[Proposal] Add module for C-strings support in Phobos
Rikki Cattermole
alphaglosined at gmail.com
Thu Mar 20 02:52:15 PDT 2014
On Thursday, 20 March 2014 at 09:32:33 UTC, Denis Shelomovskij
wrote:
> 20.03.2014 13:20, Rikki Cattermole пишет:
>> On Thursday, 20 March 2014 at 08:24:30 UTC, Denis Shelomovskij
>> wrote:
>>> It's filed as enhancement 12418 [2]:
>>>
>>> C-strings processing is a special and common case so:
>>> 1. C-strings should be supported with both performance and
>>> usability.
>>> 2. There should be a dedicated module for C-strings (instead
>>> of adding
>>> such functions here and there in other modules).
>>>
>>> Current state: there is no good support for C-strings in
>>> Phobos, there
>>> is slow and broken `toStringz` (Issue 12417 [3]), and no
>>> standard way
>>> to make many common operations, like converting returned
>>> C-string to
>>> string and releasing its memory or creating a C-string from
>>> string
>>> using an allocation function.
>>>
>>> So I propose to add `unstd.c.string` [1] module to Phobos
>>> which
>>> include all use-cases I have seen implementing (correct and
>>> fast in
>>> contrast to existing ones like GtkD (yes, it's both incorrect
>>> and slow
>>> because of tons of GC allocations)) C library wrappers.
>>>
>>>
>>> [1]
>>> http://denis-sh.bitbucket.org/unstandard/unstd.c.string.html
>>> [2] https://d.puremagic.com/issues/show_bug.cgi?id=12418
>>> [3] https://d.puremagic.com/issues/show_bug.cgi?id=12417
>>
>> Looks like it wouldn't be really useful with Windows API.
>> Given that
>> wstrings are more common there.
>
> You misunderstand the terminology. C string is a
> zero-terminated string. Also looks like you didn't even go to
> docs page as the second example is WinAPI one.

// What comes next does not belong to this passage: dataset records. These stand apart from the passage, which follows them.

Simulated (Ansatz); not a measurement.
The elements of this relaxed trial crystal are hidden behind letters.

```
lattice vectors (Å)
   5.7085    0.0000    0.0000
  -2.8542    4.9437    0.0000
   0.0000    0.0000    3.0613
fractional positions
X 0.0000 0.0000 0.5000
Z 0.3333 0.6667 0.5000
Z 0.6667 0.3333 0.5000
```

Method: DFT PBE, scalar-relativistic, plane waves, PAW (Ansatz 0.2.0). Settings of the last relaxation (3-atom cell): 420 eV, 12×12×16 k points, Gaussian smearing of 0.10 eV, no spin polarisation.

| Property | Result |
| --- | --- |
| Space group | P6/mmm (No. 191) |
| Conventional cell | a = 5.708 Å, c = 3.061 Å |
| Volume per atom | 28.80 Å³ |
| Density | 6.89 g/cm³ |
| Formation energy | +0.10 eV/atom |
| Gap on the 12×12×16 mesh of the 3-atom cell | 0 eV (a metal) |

I understand how c strings work. It would be nice to have more
unittests for dstring/wstring, because it looks more geared
towards char/string. Which is why it looks on the offset that it
is less going to work.
>> Another thing that would be nice to have is a wrapper struct
>> for the
>> pointer that allows accessing via e.g. opIndex and opSlice.
>> Ext.
>> Use case: Store the struct on D side to make sure GC doesn't
>> clean it up
>> and still be able to access and modify it like a normal string
>> easily.
>
> I don't understand the use-case. If you did implemented some C
> library wrappers and have a personal experience, I'd like to
> hear your opinion on C functions calling problem and your
> proposal to solve it, if you dislike mine. Also with examples,
> please, where my solution fails and your one rocks. )
I don't dislike your approach at all. I just feel that it needs
to allow for a little more use cases. Given the proposal is for
phobos.
What you have done looks fine for most cases to c libraries. I'm
just worried that it has less use cases then it could have.